The former shock jock spent his final hour on air railing against his favourite targets: climate change activists, Greta Thunberg and Prince Harry and Meghan. He also devoted a large segment to reciting poetry with Sky News presenter Catherine McGregor. “So Catherine, I suppose as Vera Lynn would say, ‘we’ll meet again, don’t know where, don’t know when, but we’ll meet again some sunny day’.”

With Nine Entertainment, the Daily Telegraph and Sky News all cutting him adrift Jones told his fans they could reach him on Facebook: “Remember, you can still find me on my Facebook page. I ain’t going away. You search ‘Alan Jones Australia’. So stay with me. And I’ll still be with you. Just search ‘Alan Jones Australia’. So good night and good health.”

7News’s costly blunder

The media interest in the disappearance and extraordinary rescue of Cleo Smith has been intense, and there is already pressure for the media to back off and leave the family to recover away from the spotlight.

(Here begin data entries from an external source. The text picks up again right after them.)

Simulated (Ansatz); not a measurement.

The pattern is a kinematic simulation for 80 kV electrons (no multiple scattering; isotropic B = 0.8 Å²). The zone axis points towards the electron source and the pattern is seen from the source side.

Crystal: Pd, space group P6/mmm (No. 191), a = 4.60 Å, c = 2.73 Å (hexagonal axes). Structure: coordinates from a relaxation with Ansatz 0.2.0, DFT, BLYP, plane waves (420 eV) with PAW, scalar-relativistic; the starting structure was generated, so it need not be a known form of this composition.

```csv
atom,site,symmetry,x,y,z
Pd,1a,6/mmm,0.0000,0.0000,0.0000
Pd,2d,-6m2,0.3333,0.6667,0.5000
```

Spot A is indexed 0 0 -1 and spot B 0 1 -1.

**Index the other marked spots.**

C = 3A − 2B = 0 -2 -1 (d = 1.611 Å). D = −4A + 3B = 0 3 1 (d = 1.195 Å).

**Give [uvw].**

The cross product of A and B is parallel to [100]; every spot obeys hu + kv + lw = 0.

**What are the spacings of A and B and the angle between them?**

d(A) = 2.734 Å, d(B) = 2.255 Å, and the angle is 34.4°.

One outlet, Seven, has apologised for making what may prove to be a costly mistake.

“Earlier on Wednesday 7News wrongly showed images of a man that were incorrectly labelled as the person under arrest over the disappearance of Cleo Smith,” Seven said in a statement.

“These were removed promptly, but 7News apologises for the error.”

Seven published several images of a man who lived in the same town of Carnarvon, Terry Flowers, who also goes by his mother’s name Kelly.

According to NITV, Flowers said when he saw his photo on a social media post he went to the local police station for assistance.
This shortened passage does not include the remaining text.